Superior Court of Justice – Ontario
Court File No.: CV-24-714781
Date: June 11, 2025
Between:
Accurate General Contracting Ltd.
Plaintiff
and
485 Logan Developments Inc., Westmount Guarantee Services Inc. and Romspen Investment Corporation
Defendants
Before: Associate Justice C. Wiebe
Counsel:
Michael Mandarino for 485 Logan Developments Inc.
Lauren Tzogas for Accurate General Contracting Ltd.
Heard: June 3, 2025
Reasons for Decision
Introduction
[1] The defendant, 485 Logan Developments Inc. (“Logan”), brings this motion on notice seeking an order under old Construction Act, R.S.O. 1990, c. C.30 (“CA”) section 47 declaring the claim for lien registered by Accurate General Contracting Ltd. (“Accurate”) in the amount of $272,689.75 on the subject improvement on December 15, 2023, expired due to a failure by Accurate to preserve and perfect the lien in time.
[2] Logan obtained a court order on January 19, 2024 vacating the Accurate claim for lien using a lien bond issued by Westmount Guarantee Services Inc. (“Westmount”) in the amount of $340,861.25. Logan also seeks an order dismissing the Accurate action to enforce the lien, requiring a return of the posted security to Logan and payment of damages of $29,120.06 for the costs of the lien bond and legal expenses. The plaintiff, Accurate General Contracting Ltd. (“Accurate”), opposes the motion.
a) Evidence
[3] Logan filed three affidavits sworn by its president, David Martino. Accurate filed two affidavits sworn by a director and officer, Javad Darzi Ramandi. There was a preliminary issue as to the admissibility of Accurate’s supplementary responding motion record which contained the second Ramandi affidavit. It was served on March 20, 2025, namely after the service of the Logan reply motion record and well after the deadline for the responding motion record in my motion scheduling order of December 23, 2024.
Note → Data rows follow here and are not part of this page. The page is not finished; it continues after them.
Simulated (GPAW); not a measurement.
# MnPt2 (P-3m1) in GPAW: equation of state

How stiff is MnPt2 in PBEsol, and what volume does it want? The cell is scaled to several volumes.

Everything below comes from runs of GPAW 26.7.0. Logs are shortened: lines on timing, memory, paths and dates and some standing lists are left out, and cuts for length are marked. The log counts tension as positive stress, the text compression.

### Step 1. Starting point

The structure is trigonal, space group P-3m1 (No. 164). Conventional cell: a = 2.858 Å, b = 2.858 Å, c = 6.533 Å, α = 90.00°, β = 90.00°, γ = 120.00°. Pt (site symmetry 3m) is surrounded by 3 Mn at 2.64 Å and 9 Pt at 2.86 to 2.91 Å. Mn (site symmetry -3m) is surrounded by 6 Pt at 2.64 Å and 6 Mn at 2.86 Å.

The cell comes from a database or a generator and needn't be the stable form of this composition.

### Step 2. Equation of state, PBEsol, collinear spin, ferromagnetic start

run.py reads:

[4] I decided nevertheless to admit the Accurate supplementary responding motion record given the gravity of this motion and the lack of any prejudice to Logan (as it served a supplementary reply motion record in response and cross-examinations had not taken place). However, I made it clear that this schedule breach would be dealt with in my costs order.
b) Governing Law
[5] Concerning section 47 motions like this, I reiterate what I stated in my decision in 2708320 Ontario Ltd. cob Viceroy Homes v. Jia Development Inc., 2023 ONSC 2301, para 27:
The process to be followed in a section 47 motion has now been clarified. The moving party must prove that there is no triable issue as to the basis on which the lien is sought to be discharged; see Maplequest (Vaughan) Developments Inc. v. 2603774 Ontario Inc., 2020 ONSC 4308, para 25. Both parties must “put their best foot forward” in the evidence to assist the court in making this determination, and the court is entitled to make this assumption; see GTA Restoration Group Inc. v. Baillie, 2020 ONSC 5190, para 56. The lien claimant has this onus because it is invariably in the best position to provide the evidence; see GTA, op. cit., para 55.
[6] Orally at the outset I dismissed the part of the motion concerning perfection. This was not seriously opposed by Logan. The reason was that, based on my previous directions in this reference, I counted at least ten other lien actions on this improvement that were commenced before the Accurate lien was purported to be preserved. Therefore, by virtue of the rules of sheltering in CA, section 36(4)1(i), the Accurate lien was perfected when it was preserved. The issue, therefore, boiled down to whether the Accurate lien was preserved in time.
[7] It was undisputed that Accurate was a “contractor” as defined by CA, section 1(1), as Accurate contracted with Logan, the “owner.” There was no certificate of substantial performance at the relevant time. Therefore, under CA section 31(2)(ii), Accurate had forty-five days from the date it “completed” or “abandoned” its contract to preserve its lien, namely register a claim for lien.
[8] It was also undisputed that Accurate did not “abandon” its contract. It purported to complete its work. CA section 2(3) deems a contract to be “completed . . . when the price of completion, correction of a known defect or last supply is not more than the lesser of, (a) 1 per cent of the contract price; and (b) $1,000.”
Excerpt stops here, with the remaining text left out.